Fourteen percent rise in net profits for BLOM’s first half 2000
(Jordan Times) – BLOM’s First-Half 2000 Profits up 14.6 percent to $39.26 million. Banque du Liban et d'Outre-Mer S.A.L. (BLOM), the largest bank in Lebanon, announced that its consolidated net profits for the first six months of 2000 rose 14.6 percent from $34.25 million in the same period in 1999, to $39.26 million this year.
Lying behind the bank’s consistent profits growth of recent years has been a continuous improvement in its cost-to-income ratio, which has fallen from 60.8 percent in 1996 to 38.37 percent in 1999, and continues to decline in 2000.
The bank's assets increased 20.1 percent from the previous year to stand at $5.44 billion at the end of June 2000. This was driven primarily by robust growth in the bank’s main source of funding, with customer deposits 19.4 percent higher at $4.71billion.
Tier I capital rose 19.9 percent to $279.22 million, between end-June 1999 and end-June 2000. Capital of Tier I and Tier II together amounted to $364.55 million. After distribution of 1999 dividends and without taking into account 2000 profits, BLOM’s capital adequacy ratio stands at 23.55 percent, almost three times the internationally required level.
Audi Posts 11 percent drop in net income. Banque Audi S.A.L announced that its profits for the first half of 2000 were 10.9 percent down on the same period in 1999,at $18.32 million.
The bank’s assets were up 11.3 percent over the same period, to $3.43 billion, as deposits grew 11.48 percent to $2.79 billion. Outstanding loans, however, fell 1.36 percent to $840.8 million, with the bank exercising a more conservative approach in its extension of credits.
Interestingly enough, Audi’s loan-loss provisions to total loans jumped from 5.87 percent at the end of June 1999 to 8.2 percent at the end of June 2000. General operating expenses were 12.2 percent higher at $32.1 million, a quarter of which was attributable to the consolidation of insurance company Societe Libano-Arabe d’Assurances et de Rיassurances, acquired by Audi at the end of last year. The higher growth of Audi’s cost base in relation to its income streams resulted in its cost-to-income ratio deteriorating by 4 percentage points.
At the same time, Audi disclosed that it had completed the acquisition of its French affiliate Banque Audi (France) S.A. in a cash transaction and is still in the process of trying to acquire its Swiss sister bank Banque Audi (Suisse) S.A.

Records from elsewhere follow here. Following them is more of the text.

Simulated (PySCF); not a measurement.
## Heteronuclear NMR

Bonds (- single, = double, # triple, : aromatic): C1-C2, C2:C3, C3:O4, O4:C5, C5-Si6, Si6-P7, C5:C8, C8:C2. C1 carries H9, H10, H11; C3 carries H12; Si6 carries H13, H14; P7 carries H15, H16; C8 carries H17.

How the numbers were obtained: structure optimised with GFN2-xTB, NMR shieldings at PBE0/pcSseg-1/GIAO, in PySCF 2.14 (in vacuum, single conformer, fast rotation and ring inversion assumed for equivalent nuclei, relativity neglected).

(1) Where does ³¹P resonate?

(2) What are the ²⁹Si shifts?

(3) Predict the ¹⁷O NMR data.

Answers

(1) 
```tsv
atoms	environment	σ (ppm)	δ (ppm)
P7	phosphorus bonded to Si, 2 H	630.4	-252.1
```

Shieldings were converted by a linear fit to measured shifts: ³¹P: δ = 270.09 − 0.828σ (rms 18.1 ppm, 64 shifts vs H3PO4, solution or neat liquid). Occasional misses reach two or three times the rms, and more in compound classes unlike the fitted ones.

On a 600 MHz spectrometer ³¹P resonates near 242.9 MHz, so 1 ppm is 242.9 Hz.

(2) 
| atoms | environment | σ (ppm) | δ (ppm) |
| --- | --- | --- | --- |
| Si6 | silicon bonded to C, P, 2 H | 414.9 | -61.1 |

Fransabank’s profits are down 13.3 percent to $39 million. Fransabank S.A.L., one of Lebanon's top 10 banks, released its profits for 1999, dropping 13.3 percent to $39 million from $45 million in 1998, compared to $41 million in 1997. The bank's assets rose 20.1 percent to $2.65 billion and loans increased 23.77 percent to $721 million, while deposits were 20.45 percent higher at $2.07 billion.